SeaWorld, based in Orlando, Florida, said first-quarter attendance fell to 3.05 million guests from 3.5 million a year earlier, according to a regulatory filing yesterday. The company also agreed to buy 1.75 million of its shares from Blackstone.
Seasonal factors played a role in the drop. This year, the Easter holiday arrives later, Fred Jacobs, a company spokesman, said in an e-mail. It fell in the first quarter of 2013.
The theme-park company has been reducing discounts and raising prices over the past year, moves that have cut attendance, the company has said. SeaWorld has also faced criticism over its use of killer whales in shows, including a CNN documentary called “Blackfish.” The attention hasn’t hurt attendance, SeaWorld has said.
SeaWorld fell 1.4 percent to $30.01 at the close in New York today. The stock has gained 4.3 percent this year.

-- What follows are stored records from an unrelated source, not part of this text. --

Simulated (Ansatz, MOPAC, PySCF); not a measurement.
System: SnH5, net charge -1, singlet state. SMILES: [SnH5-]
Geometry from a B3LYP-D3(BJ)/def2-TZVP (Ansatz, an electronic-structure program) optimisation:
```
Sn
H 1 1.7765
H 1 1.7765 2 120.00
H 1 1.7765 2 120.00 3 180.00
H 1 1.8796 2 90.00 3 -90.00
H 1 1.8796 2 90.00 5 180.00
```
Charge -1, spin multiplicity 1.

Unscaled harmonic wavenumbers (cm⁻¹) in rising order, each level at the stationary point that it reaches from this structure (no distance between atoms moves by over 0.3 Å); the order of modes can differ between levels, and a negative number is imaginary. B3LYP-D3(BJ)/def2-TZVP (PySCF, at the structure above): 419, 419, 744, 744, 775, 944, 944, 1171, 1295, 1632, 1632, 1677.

The repurchase deal announced yesterday coincides with the sale of 15 million SeaWorld shares by Blackstone in an underwritten offering, according to filings. The two actions will reduce Blackstone’s stake in the theme-park company to about 25 percent, filings show.
Blackstone bought the company, which owns 11 parks in five states, for $2.3 billion from Anheuser-Busch InBev NV in December 2009.